The movies will be shown at 7 p.m. on Wednesdays at the TriVersity Center, 201 West Harford St., Milford.

Admission to all screenings is free. The schedule is as follows:

'Ninotchka' (1939) January 9: Luminous Greta Garbo surprised audiences with her first comedy, a charming tale of a severe Soviet envoy who succumbs to the splendors of Paris (with the help of dapper Melvyn Douglas). This Ernst Lubitsch-directed gem, one of the prizes of Hollywood’s greatest year, was remade as the Fred Astaire musical "Silk Stockings" (1957).

'Rebecca' (1940) January 16: Alfred Hitchcock’s first American film, and his only Best Picture Oscar winner, was producer David O. Selznick’s first movie after "Gone with the Wind." A love story and a psychological thriller, "Rebecca" made a star of Joan Fontaine as a naïve young woman who marries a wealthy man of mystery (Laurence Olivier), a situation made more overwhelming by Fontaine’s interactions with a memorably intimidating housekeeper (Judith Anderson).

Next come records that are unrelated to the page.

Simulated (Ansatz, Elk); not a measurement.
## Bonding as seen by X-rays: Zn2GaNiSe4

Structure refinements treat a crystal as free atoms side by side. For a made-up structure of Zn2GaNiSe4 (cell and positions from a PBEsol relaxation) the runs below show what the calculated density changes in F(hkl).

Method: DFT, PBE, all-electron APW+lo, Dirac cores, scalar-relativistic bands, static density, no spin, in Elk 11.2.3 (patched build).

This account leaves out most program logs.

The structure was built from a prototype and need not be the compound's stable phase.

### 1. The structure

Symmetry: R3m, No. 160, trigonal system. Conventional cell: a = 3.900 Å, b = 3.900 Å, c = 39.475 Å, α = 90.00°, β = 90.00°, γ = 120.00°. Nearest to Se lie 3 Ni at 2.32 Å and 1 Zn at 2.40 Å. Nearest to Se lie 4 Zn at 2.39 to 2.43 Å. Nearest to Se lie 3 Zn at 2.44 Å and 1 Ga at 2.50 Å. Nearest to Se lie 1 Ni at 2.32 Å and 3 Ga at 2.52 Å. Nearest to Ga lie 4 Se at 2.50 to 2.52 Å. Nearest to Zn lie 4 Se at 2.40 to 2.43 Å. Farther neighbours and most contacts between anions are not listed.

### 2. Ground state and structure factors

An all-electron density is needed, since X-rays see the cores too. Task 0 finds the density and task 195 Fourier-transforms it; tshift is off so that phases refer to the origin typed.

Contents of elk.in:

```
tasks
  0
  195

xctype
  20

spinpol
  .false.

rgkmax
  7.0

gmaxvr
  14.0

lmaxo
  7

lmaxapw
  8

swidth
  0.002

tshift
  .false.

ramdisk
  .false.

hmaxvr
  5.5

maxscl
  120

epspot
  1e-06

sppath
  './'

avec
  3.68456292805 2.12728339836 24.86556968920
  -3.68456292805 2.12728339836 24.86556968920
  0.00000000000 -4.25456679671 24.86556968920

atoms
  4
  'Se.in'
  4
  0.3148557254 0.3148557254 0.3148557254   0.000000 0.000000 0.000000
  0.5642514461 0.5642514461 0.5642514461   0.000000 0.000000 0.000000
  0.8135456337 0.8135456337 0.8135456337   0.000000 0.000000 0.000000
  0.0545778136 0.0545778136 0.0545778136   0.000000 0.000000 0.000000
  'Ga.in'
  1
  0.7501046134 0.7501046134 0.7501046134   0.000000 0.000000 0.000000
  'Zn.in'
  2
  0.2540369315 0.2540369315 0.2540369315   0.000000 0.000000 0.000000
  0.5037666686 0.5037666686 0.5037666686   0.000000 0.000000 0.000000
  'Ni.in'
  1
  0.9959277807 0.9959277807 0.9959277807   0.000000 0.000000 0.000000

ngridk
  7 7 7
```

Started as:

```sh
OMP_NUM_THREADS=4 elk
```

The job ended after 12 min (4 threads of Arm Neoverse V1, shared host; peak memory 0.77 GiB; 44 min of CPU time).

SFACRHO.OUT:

'The Swan' (1956) January 23: Before leaving Hollywood to become a real-life princess, Grace Kelly played a fictional princess in this enchanting piece of Cinderella whimsy, a gorgeous and colorful wide-screen MGM production. Kelly must choose between a prince (Alec Guinness) and a commoner (Louis Jourdan) and, in the process, she gives the best performance of her brief but impressive film career.

'Born Yesterday' (1950) January 30 – Repeating her Broadway triumph, Judy Holliday won the Best Actress Oscar (beating Bette Davis in "All About Eve" and Gloria Swanson in "Sunset Boulevard") for her hilarious performance as the seemingly dimwitted mistress of crooked Broderick Crawford. When brainy William Holden is hired to educate Holliday, well, things won’t ever be the same. Directed by the peerless George Cukor, and based on Garson Kanin’s smash-hit play, it’s laugh-out-loud funny.

The Old Maid (1939) February 6: In the same hallowed movie year in which she starred in "Dark Victory" and "The Private Lives of Elizabeth and Essex," Bette Davis had a third triumph in this irresistible soap opera set in the 19th century, a story of romantic rivalry between cousins (Davis and Miriam Hopkins) and the ensuing secrets they must protect as the years go by. Bring tissues!

It Happened One Night (1934) February 13: Another Best Picture Oscar winner and the granddaddy of every romantic comedy of the last 85 years, this Depression-era mega-classic (from director Frank Capra) has a runaway-bride heiress (Claudette Colbert) and a newspaperman (Clark Gable) trying not to fall in love. Both stars won Oscars for their light-comic perfection.

February 20 will be the make-up date for any movie cancelled because of bad weather. If there are no cancellations, there will be a surprise seventh movie on Feb. 20.

About John DiLeoHost John DiLeo has written six books on classic films. His first, "And You Thought You Knew Classic Movies" (St. Martin’s, 1999) was hailed by Pauline Kael as “the smartest movie quiz book I’ve ever seen.” The Washington Post has said of his second book, "100 Great Film Performances You Should Remember — But Probably Don’t (Limelight Editions, 2002), “Not only is this helpful criticism, but...can serve as balm for anyone who has ever been disgruntled by the Academy’s choices on Oscar night.”

His latest book, published in 2017, is "Ten Movies at a Time: A 350-Film Journey Through Hollywood and America 1930-1970."

DiLeo, a Milford resident, has been a contributing book reviewer for The Washington Post and frequently hosts classic-film series, appears on assorted radio programs, conducts film-history seminars, and has been an annual participant in Milford's Black Bear Film Festival.